The second section, entitled “Shangdu, My Artful Boomtown!” presents the fictional city in China that we are told is loosely based on modern-day Shenzhen, a place undergoing extreme, almost violently fast change. The particular appeal of the second section is in the language’s texture. This is felt most intensely in a set of prose descriptions under the title “Adventures in Shangdu.” The ten pages, mostly packed with two descriptions on a page, act as glimpses into life in Shangdu. The readers’ senses are flooded with imagery: “Vendors line the promenade … they sell pinwheels, pancakes and roast meats of all kinds, even sticks of prickly little seahorses.” The prose poems rotate around living in a “Lucky Highrise Apartment 88.” 88 is a particularly fortuitous number in Chinese; in Mandarin, the character for ‘8’ bears sound echoes of the characters that imply wealth. The poems are buoyant in tone, but what they reveal inside are suicides and death, intense surveillance of citizens in the community, the often un-humanizing social tensions caused by too-rapid industrialization and the reach of cultural imperialism:
Officials used to dump all the cripples from the Capital into Shangdu. Now that Shangdu is booming, they have rounded all the cripples and exiled them to a remote outpost up north. That outpost is also beginning to boom.

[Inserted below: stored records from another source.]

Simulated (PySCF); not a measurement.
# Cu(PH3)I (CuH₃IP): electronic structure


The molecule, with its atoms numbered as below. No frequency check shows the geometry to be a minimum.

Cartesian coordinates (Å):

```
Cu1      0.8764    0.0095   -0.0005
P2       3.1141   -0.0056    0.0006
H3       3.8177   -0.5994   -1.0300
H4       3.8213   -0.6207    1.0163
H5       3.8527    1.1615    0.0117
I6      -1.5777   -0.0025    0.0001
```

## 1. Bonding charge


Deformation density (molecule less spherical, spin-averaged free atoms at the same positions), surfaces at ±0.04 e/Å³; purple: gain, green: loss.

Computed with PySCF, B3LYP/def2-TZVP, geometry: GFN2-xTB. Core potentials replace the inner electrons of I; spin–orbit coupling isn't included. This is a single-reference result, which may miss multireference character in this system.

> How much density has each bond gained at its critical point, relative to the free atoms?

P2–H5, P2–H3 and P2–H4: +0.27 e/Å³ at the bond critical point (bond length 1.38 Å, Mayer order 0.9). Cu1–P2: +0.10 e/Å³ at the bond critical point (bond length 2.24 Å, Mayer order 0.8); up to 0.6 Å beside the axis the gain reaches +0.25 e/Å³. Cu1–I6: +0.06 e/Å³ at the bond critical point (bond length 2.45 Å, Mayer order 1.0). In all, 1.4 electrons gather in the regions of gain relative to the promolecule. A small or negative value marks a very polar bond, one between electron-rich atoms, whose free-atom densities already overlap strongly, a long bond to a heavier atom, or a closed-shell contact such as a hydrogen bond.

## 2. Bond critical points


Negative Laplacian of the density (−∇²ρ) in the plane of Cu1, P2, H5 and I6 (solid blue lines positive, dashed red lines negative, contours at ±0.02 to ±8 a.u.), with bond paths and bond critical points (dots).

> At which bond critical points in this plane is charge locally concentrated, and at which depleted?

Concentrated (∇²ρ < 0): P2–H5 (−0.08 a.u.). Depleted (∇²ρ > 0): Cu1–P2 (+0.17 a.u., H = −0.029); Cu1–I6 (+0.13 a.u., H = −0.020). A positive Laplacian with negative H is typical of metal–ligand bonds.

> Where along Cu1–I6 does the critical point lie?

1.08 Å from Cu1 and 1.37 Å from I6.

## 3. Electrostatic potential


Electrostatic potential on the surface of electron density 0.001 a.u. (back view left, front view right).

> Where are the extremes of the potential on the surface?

(from ”Of the Old Ukrainian Embassy That Will Be Torn Down for the Hanger Factory”)
Hong’s form of using the prose poem as flash fiction and/or film vignette is not particularly revolutionary, but it is highly effective for this section in particular, where the disconnect between humanness and humanity is most highlighted. Men are presented as interchangeable with machines, and machines are elevated to the level of man:
When Officials ignored their strike, the crane operators decided to be more aggressive. They worked all night. The next morning, train carriages, buses, limousines, bicycles, boats, and even helicopters swung lazily in the wind, magnetized by cranes. Negotiate, they cried, and we will free your vehicles.” (from ”Of the World’s Largest Multilevel Parking Garage”)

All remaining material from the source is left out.